Hello,
The licensing requirement comes from VMware. MPIO plugins like MEM require either an Enterprise or Enterprise+ license.
PSP is Path Select Policy. NMP, is native multipathing PSA is plugable storage architecture. Vmware designed their storage subsystem to be expandable to suite specific storage vendors. More info about it is here:
Vmware does come with several Path Select Polices.
FIXED, MRU, RR
Fixed means only one path will be used unless there's a failure. Most Recently Used (MRU) is almost identical to FIXED. Except FIXED will always use a specifc path until failure.
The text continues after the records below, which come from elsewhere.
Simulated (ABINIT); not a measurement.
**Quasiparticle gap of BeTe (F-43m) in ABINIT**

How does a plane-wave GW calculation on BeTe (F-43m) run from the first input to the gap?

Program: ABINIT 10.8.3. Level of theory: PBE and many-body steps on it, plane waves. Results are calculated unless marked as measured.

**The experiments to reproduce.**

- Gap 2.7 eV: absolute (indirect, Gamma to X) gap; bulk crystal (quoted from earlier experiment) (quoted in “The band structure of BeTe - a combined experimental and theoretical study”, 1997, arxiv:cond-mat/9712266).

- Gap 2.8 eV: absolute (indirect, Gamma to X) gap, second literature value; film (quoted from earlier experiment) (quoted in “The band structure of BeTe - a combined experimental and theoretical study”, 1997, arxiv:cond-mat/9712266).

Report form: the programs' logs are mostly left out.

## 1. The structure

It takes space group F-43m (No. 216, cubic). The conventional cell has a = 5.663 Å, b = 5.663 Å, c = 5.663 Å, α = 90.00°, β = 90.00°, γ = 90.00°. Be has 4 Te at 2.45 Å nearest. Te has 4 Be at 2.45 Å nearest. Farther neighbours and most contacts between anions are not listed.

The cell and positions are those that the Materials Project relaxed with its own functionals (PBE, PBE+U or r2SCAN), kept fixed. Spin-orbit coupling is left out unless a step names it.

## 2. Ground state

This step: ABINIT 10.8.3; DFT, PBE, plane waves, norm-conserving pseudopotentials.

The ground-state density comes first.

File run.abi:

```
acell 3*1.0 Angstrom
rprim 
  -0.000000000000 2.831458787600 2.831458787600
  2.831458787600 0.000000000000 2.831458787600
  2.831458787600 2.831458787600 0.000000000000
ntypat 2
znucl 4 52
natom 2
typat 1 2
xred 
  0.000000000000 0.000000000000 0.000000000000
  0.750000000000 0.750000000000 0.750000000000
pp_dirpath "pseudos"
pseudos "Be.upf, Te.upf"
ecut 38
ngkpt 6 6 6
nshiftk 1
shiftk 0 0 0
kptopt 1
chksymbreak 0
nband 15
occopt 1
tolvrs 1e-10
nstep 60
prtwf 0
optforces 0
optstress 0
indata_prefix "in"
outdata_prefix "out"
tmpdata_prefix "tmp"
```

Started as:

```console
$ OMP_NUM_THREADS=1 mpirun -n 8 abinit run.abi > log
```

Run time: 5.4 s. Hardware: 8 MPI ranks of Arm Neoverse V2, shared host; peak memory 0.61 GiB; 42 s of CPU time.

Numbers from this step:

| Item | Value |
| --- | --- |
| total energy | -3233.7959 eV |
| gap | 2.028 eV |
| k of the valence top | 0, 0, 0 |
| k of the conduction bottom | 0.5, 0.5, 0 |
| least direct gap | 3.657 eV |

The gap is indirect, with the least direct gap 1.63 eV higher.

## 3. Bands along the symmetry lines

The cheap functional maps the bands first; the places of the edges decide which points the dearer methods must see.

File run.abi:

RR Round Robin would be what you'd want to use if you can install MEM. For EQL devices we find that the default IOs per path setting needs to be changed. By default it will send 1000 IOs down a path before switching to the next path. Which tends to severely limit the IO potential. We suggest changing that to 3.
This script, will set the default policy for EQL devices to Round Robin and set any EQL volumes to 3 IOPs. As you add volumes or RDMs, you will have to re-run this script on all the nodes. That's another benefit to MEM, new EQL volumes are automatically optimized.
esxcli storage nmp satp set --default-psp=VMW_PSP_RR --satp=VMW_SATP_EQL ; for i in `esxcli storage nmp device list | grep EQLOGIC|awk '{print $7}'|sed 's/(//g'|sed 's/)//g'` ; do esxcli storage nmp device set -d $i --psp=VMW_PSP_RR ; esxcli storage nmp psp roundrobin deviceconfig set -d $i -I 3 -t iops ; done
After you run the script you should verify that the changes took effect.
#esxcli storage nmp device list
Other common settings to check for best performance.
1.) Delayed ACK disabled
2.) Large Receive Offload (LRO) disabled
3.) On VMs with multiple VMDKs or RDMs, create addidtional Virtual SCSI adapters in those VMs.